The stock recorded high volumes on both-BSE and NSE.
HT Media on Thursday debuted at Rs 685 on the Bombay Stock Exchange and hit an intra-day high of Rs 731 before closing at Rs 557.67, a 5.22 per cent premium over its issue price.
The stock, which was offered through the book-building route, was issued at the higher end of the price band of Rs 530. The stock recorded high volumes on both the exchanges — about 14.5 million shares on the National Stock Exchange and nearly 5.5 million shares on the BSE.
Extensive profit-booking by institutional investors and speculative trades by day traders dragged the stock down from the intra-day high, analysts said.

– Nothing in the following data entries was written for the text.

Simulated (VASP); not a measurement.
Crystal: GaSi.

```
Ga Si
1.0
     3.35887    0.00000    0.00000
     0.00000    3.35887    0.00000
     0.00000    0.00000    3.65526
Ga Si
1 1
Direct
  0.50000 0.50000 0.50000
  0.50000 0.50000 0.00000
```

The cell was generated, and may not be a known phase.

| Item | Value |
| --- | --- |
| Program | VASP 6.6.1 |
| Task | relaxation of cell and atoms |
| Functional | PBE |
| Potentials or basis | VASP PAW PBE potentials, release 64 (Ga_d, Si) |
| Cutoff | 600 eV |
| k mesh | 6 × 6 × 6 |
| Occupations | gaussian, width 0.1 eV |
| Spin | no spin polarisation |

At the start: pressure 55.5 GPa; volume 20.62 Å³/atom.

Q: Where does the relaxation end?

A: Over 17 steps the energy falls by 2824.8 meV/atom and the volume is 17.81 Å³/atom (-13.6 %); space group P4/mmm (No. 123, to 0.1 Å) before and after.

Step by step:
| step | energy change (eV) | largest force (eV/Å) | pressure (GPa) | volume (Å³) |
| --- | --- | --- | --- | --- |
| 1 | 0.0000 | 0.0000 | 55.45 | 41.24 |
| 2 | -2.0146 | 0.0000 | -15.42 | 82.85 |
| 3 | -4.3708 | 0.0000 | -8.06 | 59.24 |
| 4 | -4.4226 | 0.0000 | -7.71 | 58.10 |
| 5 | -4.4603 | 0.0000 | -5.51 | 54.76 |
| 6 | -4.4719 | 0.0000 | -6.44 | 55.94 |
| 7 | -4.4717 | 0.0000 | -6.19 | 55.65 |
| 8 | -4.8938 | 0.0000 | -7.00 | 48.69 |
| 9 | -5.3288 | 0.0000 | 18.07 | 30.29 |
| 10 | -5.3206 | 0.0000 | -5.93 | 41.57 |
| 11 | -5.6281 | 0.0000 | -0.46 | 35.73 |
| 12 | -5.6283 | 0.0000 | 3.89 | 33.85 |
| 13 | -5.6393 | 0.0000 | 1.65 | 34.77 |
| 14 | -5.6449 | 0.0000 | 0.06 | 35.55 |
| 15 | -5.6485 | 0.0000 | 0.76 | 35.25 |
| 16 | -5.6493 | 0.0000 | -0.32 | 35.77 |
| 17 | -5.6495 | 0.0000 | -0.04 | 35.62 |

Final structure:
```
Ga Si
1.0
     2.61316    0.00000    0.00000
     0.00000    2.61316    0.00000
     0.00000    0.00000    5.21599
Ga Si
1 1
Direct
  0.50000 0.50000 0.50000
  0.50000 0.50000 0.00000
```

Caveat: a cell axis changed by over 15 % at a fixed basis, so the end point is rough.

They also said the FIIs, who had subscribed to the stock, also sold at higher prices during the day in substantial quantities to cash in on the high valuations.
QIBs were the highest subscribers to the issue with a 31.33 time over-subscription, much above non-institutional investors (3.60 times) and the retail ones (5.29 times).
“Institutions took the opportunity to cash in on high valuations in Thursday’s trade as the stock may find it difficult to attain those levels in the near future. Many institutions off-loaded the stock, including several FIIs,” a dealer said.
Mehrooban Irani of Mumbai-based broking firm Darashaw said, “Those who had bought the stock in the grey market at a premium of around Rs 70-80, or through margin funding, squared off their positions in the stock at higher levels. However, there seems to be no downside risk for the stock from Thursday’s closing.”
Shobhana Bhartia, vice-chairperson and editorial director of the company, sounded the ceremonial gong, marking the listing of the stock on the BSE at the start of the trading session.
Speaking at the function, Bhartia said the company was overwhelmed by the response to the public offering and that the management was all set to maximise shareholder value by adhering to best corporate governance practices.